Here
is what Victor Ion Popa – stage director, scenographer, dramaturgist
and novelist – used to say about the "stage" as he named
the future museum: "So, we have to stage an original play,
never seen, never heard of: a living village. Let's write first
its scenario… It's worthless to bring so many houses, the space
allows 30 at the maximum…The museum, even a scientific one, is
a work of art and art is simple and clear. Let's build up a Romanian
village, with wide spaces… we give the public an illusion, more
difficult to achieve than in theatre, because we don't have here
a stage and a theatre hall, but a place that is at the same time
stage and theatre hall. The public will walk through the scenery
and everywhere he turns his eyes he must have the feeling that
he is in the country, not in the squash of a row of show cases."
And in this way, rectifying, adding, permanently improving, the
allotted area was filled with everything that had been identified
during the eleven years of monographic activity. The objects'
disassembling and re-assembling action could now start. And it
was started at the beginning of March 1936 and two months later,
on the 10th of May, the museum was officially inaugurated, simultaneously
with the entire Herastrau Park and with the opening of the exhibition
pavilions within the "Month of Bucharest City".

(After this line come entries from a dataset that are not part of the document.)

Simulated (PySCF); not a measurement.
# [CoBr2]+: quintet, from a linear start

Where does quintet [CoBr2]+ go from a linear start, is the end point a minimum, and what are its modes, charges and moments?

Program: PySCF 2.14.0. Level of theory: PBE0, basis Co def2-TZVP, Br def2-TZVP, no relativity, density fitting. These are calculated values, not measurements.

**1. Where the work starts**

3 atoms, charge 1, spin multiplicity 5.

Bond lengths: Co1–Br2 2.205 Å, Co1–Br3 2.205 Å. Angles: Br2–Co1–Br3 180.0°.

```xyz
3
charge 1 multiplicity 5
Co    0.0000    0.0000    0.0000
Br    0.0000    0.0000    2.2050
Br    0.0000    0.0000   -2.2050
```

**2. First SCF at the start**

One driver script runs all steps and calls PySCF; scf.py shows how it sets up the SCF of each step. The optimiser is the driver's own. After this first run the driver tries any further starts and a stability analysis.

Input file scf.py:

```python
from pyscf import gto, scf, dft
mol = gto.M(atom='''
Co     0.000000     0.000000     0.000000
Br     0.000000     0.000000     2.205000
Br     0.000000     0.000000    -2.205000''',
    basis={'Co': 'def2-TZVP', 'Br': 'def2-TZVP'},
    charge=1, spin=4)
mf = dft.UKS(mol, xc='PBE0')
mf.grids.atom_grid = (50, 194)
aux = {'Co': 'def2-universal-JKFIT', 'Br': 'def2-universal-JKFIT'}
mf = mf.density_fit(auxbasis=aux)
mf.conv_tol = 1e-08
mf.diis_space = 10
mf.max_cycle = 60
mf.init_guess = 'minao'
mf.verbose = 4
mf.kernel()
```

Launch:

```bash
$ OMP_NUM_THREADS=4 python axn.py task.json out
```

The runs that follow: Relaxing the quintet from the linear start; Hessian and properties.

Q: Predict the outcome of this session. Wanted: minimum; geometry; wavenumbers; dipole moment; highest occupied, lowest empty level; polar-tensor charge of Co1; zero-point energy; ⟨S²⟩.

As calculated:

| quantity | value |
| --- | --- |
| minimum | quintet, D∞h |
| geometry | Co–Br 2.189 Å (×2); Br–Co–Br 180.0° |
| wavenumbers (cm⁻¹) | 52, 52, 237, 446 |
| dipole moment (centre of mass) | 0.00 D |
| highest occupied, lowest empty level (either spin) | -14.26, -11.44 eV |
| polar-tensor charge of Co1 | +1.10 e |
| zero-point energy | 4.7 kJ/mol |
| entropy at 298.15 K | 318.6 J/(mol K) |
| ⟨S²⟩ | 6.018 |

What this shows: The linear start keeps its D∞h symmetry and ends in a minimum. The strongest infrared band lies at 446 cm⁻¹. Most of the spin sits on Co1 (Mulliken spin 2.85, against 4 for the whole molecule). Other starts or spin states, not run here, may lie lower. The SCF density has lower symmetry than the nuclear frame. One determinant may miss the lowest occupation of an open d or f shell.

Luckily, those who disassembled
and re-assembled the houses were the villages' builders. The best
villager-builders came from each village. Their number reached
130. By the end of the activity 1,046 workers had helped on the
site only at the peasant house-hold rising, without counting those
who built a central museum belfry hall, or the town workers who
organized the alleys, the lightning system etc. These workers
worked for 5,729 days, the villager-builders 3,900 days, which
leads to a total of 9,629 working days, that is around 25 years
and 250 days. An impressive amount of work, an exceptional organizing
and a proper patronage - The Royal Cultural Foundations, King
Carol II himself came several times on the site to see the stage
of the workings.
Later on, in 1964, there appeared the idea of building other such
reservations of traditional architecture in Romania. Abstraction
could not be made of the experience gained until that moment and
provided by Professor Romulus Vuia, who created, fort the first
time, the reservation from the Hoia Park (Cluj-Napoca). The results
obtained in Bucharest represented a great help, too. Today, there
are 16 architecture reservations functioning in Romania, many
with character of area representation, two of them being consecrated
to representative national aspects: The "Astra" Traditional
Civilization Museum in Sibiu, concerned with the traditional techniques
of the various occupations and jobs and The Fruit growing and
Wine Growing Museum in Golesti, from Arges County, its concern
being enhanced by its name. Since the Village Museum was taken
as a model not only by similar institutions from our country but
also by many foreign specialists, we shall briefly mention the
principles that were at the base of the Bucharest open-air exhibition
organizing process.
· The historic principle - is represented by the traditional inhabiting
place in its spatial development, between the 17th century and
the beginning of the 20th century;
· The geographic principle - a visit to the museum offers the
comparative analysis of the traditional architecture, the monuments
being grouped on historical provinces (Transylvania, Banat, Oltenia,
Wallachia, Dobrudja and Moldavia);
· The principle of authenticity - all the buildings are original,
disassembled piece by piece, transported in special conditions
and re-assembled inside the museum. The re-building of the interiors
generally obeyed a synthesis view, specific to the 19th century.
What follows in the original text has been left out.